KhalidHill is a professional dancer who lives and teaches tap dancing in New York. This week he’s an artist in residence at UNC Charlotte and he’s performing multiple times throughout his stay. Hill says tap dancing is more than a performance; it’s storytelling with a beat.
Thirty-five-year-old Khalid Hill has performed up and down the country and in front of notable artists and politicians like Maya Angelou and Hillary Clinton.
But when his mother decided to get him involved in dance when he was about five, it wasn’t because she thought he had an inherent talent for it.
"I was clumsy as a child," Hill says. "And these days in schools if you’re clumsy or have some gross motor problems they just evaluate you. I guess then, it was like ‘alright let’s roll with it and put him in dance school.’"
And it stuck. Hill has been tapping for about 30 years.
He says tap has taught him patience and persistence and it’s an outlet.

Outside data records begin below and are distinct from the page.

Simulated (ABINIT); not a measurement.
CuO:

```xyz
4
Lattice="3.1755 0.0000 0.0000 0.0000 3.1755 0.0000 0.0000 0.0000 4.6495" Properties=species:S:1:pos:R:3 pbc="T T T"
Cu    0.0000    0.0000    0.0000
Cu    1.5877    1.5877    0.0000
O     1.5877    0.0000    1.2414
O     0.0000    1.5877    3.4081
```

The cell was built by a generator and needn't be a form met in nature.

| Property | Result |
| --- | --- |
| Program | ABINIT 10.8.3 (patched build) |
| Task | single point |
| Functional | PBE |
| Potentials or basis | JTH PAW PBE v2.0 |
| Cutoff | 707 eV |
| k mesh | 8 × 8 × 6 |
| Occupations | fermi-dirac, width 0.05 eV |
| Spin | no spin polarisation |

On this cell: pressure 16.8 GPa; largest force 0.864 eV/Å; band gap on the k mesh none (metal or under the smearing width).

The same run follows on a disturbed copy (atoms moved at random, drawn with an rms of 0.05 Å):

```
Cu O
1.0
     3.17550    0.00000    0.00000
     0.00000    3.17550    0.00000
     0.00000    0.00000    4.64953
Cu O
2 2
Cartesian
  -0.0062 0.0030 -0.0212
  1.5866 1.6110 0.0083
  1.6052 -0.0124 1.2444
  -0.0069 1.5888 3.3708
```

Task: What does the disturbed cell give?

"It’s a very honest art form because we improvise most of the time when we perform. So whatever I’m feeling where ever I’m at, it comes out in my dancing and I’m able to channel my frustrations through it," Hill says.
He says there’s something more to the beat of his taps.
"We’re always telling a story and we’re always singing a song. It’s not just a bunch of shuffling across the stage."
Hill tells his story through tap at UNC Charlotte in The Purple Flower and Other Plays which starts Wednesday night and runs through Sunday.